Communalism, made snana, displacement of people a threat to region: writers

Writers and social activists at the Jana Nudi — a two-day literary meet being held parallel to the proposed four-day Alva’s Nudisiri — highlighted the grave issues confronting the coastal region — such as communalism, made snana, moral policing, regressive rightwing activities, displacement of people and weakening of democratic institutions.

On the inaugural day on Saturday, the speakers said that progressive forces should expose the “naked face of aggressive State” while creating a stronger counter force that reaches every single defenceless person fighting the State and institutions that are increasingly turning feudal. An example of a lone woman displaced from Bala for Mangalore Special Economic Zone without giving any compensation merely because she could not produce the document was cited.

The former Chairperson of Kannada Book Authority S.G. Siddaramaiah pointed out that a section of society defended retrograde practices such as made snana saying it was the question of one’s belief. But this was merely an attempt to mislead people because it was the priestly class which had introduced the system for tribal people after usurping Kukke Subramanya Temple which was in the hands of Malekudiya tribe.

Meenakshi Kale, a writer, said Pejawar Math seer Vishvesha Tirtha should have displayed the courage of conviction against this by asking Brahmins not to take food if others were to roll on their leftovers. Instead, the seer said he would make devotees roll on plantain leaves on which food offered to the deity (prasada) was placed. This would only encourage blind faith.

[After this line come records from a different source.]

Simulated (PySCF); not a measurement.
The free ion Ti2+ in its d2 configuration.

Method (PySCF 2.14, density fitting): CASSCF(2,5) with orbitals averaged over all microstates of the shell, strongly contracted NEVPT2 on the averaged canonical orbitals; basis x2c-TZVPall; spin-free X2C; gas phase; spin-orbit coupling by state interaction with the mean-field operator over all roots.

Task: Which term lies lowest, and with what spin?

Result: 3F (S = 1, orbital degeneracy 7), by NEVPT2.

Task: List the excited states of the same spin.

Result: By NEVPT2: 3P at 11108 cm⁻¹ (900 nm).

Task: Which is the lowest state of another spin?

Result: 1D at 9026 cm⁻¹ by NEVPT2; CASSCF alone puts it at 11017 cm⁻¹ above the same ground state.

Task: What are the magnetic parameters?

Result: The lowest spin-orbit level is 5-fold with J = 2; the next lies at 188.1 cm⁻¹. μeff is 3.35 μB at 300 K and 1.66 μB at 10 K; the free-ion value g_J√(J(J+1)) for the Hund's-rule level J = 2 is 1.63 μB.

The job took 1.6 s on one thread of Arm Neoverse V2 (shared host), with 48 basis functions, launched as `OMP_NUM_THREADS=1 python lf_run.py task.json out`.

Rajendra Chenni, Professor, Kuvempu University, said “unexpressed violence” was far more terrifying and literature should give expression to this as suggested by B.R. Ambedkar. It should speak about how caste was a multi-storied building without steps to climb down.

Urging people to break the silence, he regretted that nobody raised their voice in dissent or protest when Belgaum session of the Legislative Assembly passed Karnataka Essential Services Maintenance Bill, 2013, making striking work a non-bailable offence, enabling police to make arrests without warrant, .

Writer Sara Aboobacker wondered why the government, which can give crores of rupees to temples, could not come to the aid of endosulfan victims and their parents whose life was one long struggle and misery.

Faculty member of Azim Premji University Narayan A. said while democracy was deepening, it was paradoxical that institutions were becoming feudal. Even those fighting against the powers in the name of development had the same vision of development as those in power. Unless an alternative model was developed, the fight against those in power could hardly be effective.

A writer’s resolutions

Writer H.S. Anupama said at the inauguration session of the literary meet that she has decided not to participate in any function or programme organised by those with a communal bent of mind. She also decided not to run after awards or use the money earned through writing for personal purposes.

Writers such as Sara Aboobacker appreciated Ms. Anupama, but said there were occasions where she had learnt the true colours of organisers only after reaching the venue. “I get caught (in such situations),” she said.